This blog is intended to go along with Population: An Introduction to Concepts and Issues, by John R. Weeks, published by Cengage Learning. The latest edition is the 13th (it will be out in January 2020), but this blog is meant to complement any edition of the book by showing the way in which demographic issues are regularly in the news.

You can download an iPhone app for the 13th edition from the App Store (search for Weeks Population).

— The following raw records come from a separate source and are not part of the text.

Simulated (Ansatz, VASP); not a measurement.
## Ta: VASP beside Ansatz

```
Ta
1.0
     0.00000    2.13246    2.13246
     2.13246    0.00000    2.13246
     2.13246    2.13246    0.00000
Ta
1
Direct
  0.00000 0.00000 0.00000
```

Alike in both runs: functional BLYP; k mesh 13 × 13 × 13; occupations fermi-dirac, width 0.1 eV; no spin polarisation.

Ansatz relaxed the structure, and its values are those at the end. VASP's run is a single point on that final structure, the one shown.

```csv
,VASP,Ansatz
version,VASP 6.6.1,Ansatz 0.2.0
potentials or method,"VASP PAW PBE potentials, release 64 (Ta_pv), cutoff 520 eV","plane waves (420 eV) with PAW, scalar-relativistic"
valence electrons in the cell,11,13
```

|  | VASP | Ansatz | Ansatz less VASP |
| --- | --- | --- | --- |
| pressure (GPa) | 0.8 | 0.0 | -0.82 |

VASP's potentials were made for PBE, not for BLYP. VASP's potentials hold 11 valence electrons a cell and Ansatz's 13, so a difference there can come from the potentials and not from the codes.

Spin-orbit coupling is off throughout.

If you are a user of my textbook and would like to suggest a blog post idea, please email me at: john.weeks@sdsu.edu

Thursday, July 17, 2014

A World of 29 Billion People? Really??

Abu Daoud is at it again, sending me a link to a population story that I would never have noticed on my own. This one is an opinion piece in the Financial Post written by Lawrence Solomon, who runs a not-for-profit "urban renaissance" organization in Toronto. His article is provocatively titled Population 29 billion: Contrary to popular belief that may be a good thing
Since 2000, fertility rates have risen in Canada, Australia, the U.K., France and the Netherlands, while others in the developed world, like Germany and Japan, seem set to join the party. If they do, all bets are off on the UN’s population projections, which assume that women in the developing world will trend to the western world’s baby-making habits, and that women of the developed world have forever lost their penchant for babies.
This upward population trend would be all to the good. There is no credible reason to believe that population growth necessarily slows as societies become affluent, or that slowing population growth helps societies thrive.
As it turns out, he actually provides no reasons why this would be a good thing. And with good reason--there are no good reasons!

Solomon also provides no obvious explanation for why he wrote this piece, but the comments at the end of the article provide quite a bit of amusement on their own....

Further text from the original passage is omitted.